She has since questioned why, when she and fellow survivors are the ones taking all the risks, they are not being included in the discussion.
“I want to be at the #MeToo Sydney meeting or, at the very least, I want to know someone I trust is there to represent me and the other people who have come forward and taken the brunt of the initial response,” she said.
“We took the risk. We deserve to be in the room. How could the people who support so many of our abusers possibly know what we are fighting for?”
TMN reached out to both ARIA and APRA AMCOS for their responses to the accusations that the meeting was performative and problematic because it involves some of the very people it should be holding accountable.
The full exchange, including a joint statement from APRA AMCOS/ ARIA as well as a separate comment from ARIA CEO Annabelle Herd, is below so as not to remove any information or context from the discussion and provide full detail’s of the meeting’s agenda and next steps.
Enquiry from The Music Network to ARIA and APRA AMCOS:
There’s been quite a mixed response to the move by ARIA, APRA AMCOS and PPCA to gather to discuss cultural change in the music industry amidst all the #MeToo allegations.
I know there are intentions to open the discussion up to a broader range of participants down the line, however there are concerns (from some) at the moment that this initial gathering is too “closed door” and perhaps part of the protection racket that is a key part of the problem.
Some people see this move as “performative” and involving some of the very people who need to be held accountable.
Can I please have a response from APRA AMCOS/ ARIA on these frustrations from some in the industry who feel not enough is being done?
Would also be good to get a picture of what success will look like for this initial meeting. What does APRA AMCOS/ ARIA want to achieve/ what is the ideal outcome from the first meeting next week?
Would be great to have something on the record so that the people contacting us in distress/ confusion have a better/ clearer picture of the wider plan and how they can get involved/ have their voice heard down the line.
The joint APRA AMCOS, ARIA and PPCA response:
Next week we’re having an initial conversation to start the ball rolling. The purpose of this first meeting is scope out the logistics and to explore some baseline questions including:
- How will we resource this work?
- How will we fund it?
- How do we enable the broadest participation from interested parties across our industry? What approaches do we need to take? (Several roundtables? Written submissions? A combination of strategies?)
- Who should facilitate the discussion across these multiple stakeholders?
- What external expertise do we need to engage to ensure the conversation is held in a safe and inclusive way, where people can talk openly?

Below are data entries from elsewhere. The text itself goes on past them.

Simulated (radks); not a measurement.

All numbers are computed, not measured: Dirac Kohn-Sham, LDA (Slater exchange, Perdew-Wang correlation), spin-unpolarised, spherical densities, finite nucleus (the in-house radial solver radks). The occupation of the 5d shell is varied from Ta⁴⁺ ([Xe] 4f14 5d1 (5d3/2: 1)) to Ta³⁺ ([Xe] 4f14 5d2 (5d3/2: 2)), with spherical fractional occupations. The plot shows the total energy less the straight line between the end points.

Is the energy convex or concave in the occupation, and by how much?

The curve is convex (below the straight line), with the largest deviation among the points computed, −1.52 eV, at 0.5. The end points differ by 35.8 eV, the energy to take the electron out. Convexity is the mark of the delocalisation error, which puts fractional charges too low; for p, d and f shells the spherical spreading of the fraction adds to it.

- What governance frameworks do we need to establish to ensure oversight and accountability?
SoundCheck Aotearoa and the New Zealand music community have been engaging widely on this same topic and a representative will join the discussion to share some of their experience so it can inform the approach we take to pulling together the roundtable.
This meeting is just a starting point that we hope will be a gateway to a much wider discussion including many voices and perspectives from across our industry which are integral to identifying the issues, the solutions, and developing a plan for change. We know there are many people who will want to be a part of this discussion and change and we welcome their participation and contribution.
A further statement from ARIA and PPCA CEO Annabelle Herd:
The meeting next week is just a very small first step toward a much greater reckoning that must, and will, occur within the music industry and will involve many people from across the sector and its communities.
The meeting, for which invites were sent on 4 May, was simply intended as a discussion and a starting point, for a broad spectrum of industry figures to begin to understand what a plan to enact real change would look like.
With the saddening findings of Dr Crabtree and last week’s reporting, the broader industry discussion surrounding this issue has progressed significantly and, with it, our sense of urgency has increased significantly. We plan to move, and we plan to move fast. ARIA and APRA have made an official statement outlining all we are determined to achieve from this kick-off meeting.
I completely understand the frustration and the sentiment that some are expressing. There are many passionate and dedicated people in music who have been working on these issues for years. The voices of those involved in this initial discussion are definitely not the only voices that must be heard in this initiative, but this is the first step to bring the threads together into an industry-wide movement for lasting change.